Between myself and my guests, the brandy disappears quickly, especially in these cold winter months.
So finally I bought two bottles at once and was able to eek out these Ginger Brandy Chocolate truffles before it all went away.
I expect these will disappear at the same rate, if not quicker. I mean add chocolate to ginger and brandy and you get what you expect. Amazingness.
Ginger Brandy Chocolate Truffles
- 8 ounces of semi sweet good quality chocolate chips
- 2 tablespoon butter
- 1/2 cup heavy cream
- 2 tablespoons ginger brandy
- 2 tablespoons white granulated sugar
- 1 tablespoon ground ginger
- Place the chocolate chips in a heatproof bowl.
- In a small saucepan, heat the butter and heavy cream over medium heat until just boiling.
- Remove the pan from the stove and slowly pour the mixture over the chocolate chips.
- Let stand a minutes, then whisk to combine the liquid with the melted chocolate chips.
- Whisk in the ginger brandy.
- Cover the bowl with plastic wrap and place in the fridge for at least 3 hours or until mixture become firm.
- In a small bowl, whisk together the white sugar and ginger powder.
- Remove the truffle mixture from the refrigerator and use a teaspoon or melon baller to portion out the truffles.

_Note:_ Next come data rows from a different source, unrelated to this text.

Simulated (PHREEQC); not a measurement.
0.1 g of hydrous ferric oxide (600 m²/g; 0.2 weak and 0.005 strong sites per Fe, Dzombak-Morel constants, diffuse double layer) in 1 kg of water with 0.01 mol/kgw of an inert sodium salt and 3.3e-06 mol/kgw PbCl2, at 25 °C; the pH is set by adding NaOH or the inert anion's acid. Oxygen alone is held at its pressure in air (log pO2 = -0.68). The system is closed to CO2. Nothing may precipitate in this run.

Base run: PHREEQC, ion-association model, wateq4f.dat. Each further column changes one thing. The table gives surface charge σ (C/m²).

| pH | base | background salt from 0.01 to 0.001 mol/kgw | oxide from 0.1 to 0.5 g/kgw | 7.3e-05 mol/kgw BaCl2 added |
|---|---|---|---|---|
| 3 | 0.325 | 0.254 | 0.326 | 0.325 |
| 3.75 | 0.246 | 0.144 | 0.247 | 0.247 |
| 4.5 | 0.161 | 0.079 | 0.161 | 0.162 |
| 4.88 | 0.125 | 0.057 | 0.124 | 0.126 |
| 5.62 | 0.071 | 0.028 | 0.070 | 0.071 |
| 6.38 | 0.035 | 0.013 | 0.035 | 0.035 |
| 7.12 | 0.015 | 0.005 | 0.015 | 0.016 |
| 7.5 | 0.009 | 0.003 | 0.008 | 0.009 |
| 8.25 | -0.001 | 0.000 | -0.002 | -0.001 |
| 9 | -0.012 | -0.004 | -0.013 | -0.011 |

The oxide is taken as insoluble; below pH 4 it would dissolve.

- Roll the truffle between your hands to make it round and place in the bowl with the sugar, ground ginger mix.
- Roll the truffle in the mixture and set aside on a separate plate.
- Repeat until you have used up all the ginger brandy chocolate truffle mixture.
- Place the plate with the finished truffles in the refrigerator until ready to serve.